In the past 20 days, my heart has been crushed 3 times...by the same friend. I went against my typical pattern of 'just writing the friend off' and vulnerably exposed my heart and feelings in attempts to savage the relationship. I clearly expressed why I was upset, what I needed, and the friend reciprocated with assurance things would change. I would be thankful, happy, and felt healthy in the manner which I handled the situation, only to find the friend continuing the same pattern.
I crashed (anyone who knows my history with my relatives and former church will understand why). Was I suppose to keep being hurt indefinitely for the sake of keeping relationships? I stayed in bed contemplating relationships, how apparent it was that I am unable to keep friendships.
I had to go to a meeting with people from my new church and was introduced to several new "potential friends". I felt accepted, appreciated and thoroughly enjoyed myself. For the first time in 20 days, I forgot my heart-crushing friend. Then, from out of nowhere, someone said, "Maybe God is telling you to close the door on your old church... It's okay to move on, Shelly".
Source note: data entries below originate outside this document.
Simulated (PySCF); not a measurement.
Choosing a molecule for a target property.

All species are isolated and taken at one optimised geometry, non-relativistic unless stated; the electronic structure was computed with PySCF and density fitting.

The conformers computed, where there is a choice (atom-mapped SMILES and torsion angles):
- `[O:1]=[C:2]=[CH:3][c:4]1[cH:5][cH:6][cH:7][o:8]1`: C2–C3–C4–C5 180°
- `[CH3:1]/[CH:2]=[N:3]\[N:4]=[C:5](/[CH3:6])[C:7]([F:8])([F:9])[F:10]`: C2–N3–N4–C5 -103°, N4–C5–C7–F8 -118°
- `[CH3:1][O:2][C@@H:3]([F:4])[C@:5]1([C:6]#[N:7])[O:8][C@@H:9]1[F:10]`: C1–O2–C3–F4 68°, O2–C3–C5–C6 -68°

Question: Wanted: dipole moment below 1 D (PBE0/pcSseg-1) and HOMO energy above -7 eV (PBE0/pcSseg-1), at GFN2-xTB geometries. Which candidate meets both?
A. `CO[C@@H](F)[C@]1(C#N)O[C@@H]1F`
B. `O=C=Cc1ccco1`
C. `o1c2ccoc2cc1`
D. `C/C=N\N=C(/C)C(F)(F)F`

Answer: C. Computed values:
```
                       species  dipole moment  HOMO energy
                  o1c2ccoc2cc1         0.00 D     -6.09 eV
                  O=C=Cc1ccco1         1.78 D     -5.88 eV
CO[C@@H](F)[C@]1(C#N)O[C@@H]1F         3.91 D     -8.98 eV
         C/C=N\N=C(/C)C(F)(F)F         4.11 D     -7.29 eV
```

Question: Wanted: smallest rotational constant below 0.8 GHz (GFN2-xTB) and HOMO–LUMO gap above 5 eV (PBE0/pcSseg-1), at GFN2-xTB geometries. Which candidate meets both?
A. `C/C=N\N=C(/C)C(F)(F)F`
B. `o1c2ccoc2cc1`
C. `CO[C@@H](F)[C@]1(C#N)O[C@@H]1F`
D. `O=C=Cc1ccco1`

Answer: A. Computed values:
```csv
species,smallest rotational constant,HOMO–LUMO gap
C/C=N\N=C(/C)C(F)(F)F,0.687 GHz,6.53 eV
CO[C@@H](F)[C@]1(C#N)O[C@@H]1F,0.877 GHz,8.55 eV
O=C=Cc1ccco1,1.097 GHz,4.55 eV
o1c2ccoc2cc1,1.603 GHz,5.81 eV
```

I needed to hear that. I believe those words were from God. It's time to move on. I emailed my former pastor (who I deeply respect and admire) an explanation of why I no longer attend his church (he had no idea what had happened) and his response was amazingly understanding. He is an incredible man. I owed him an explanation.
Now I can move on. Sometimes we must close the door on friendships and even churches. The great thing is there are more friendships and churches on the other side.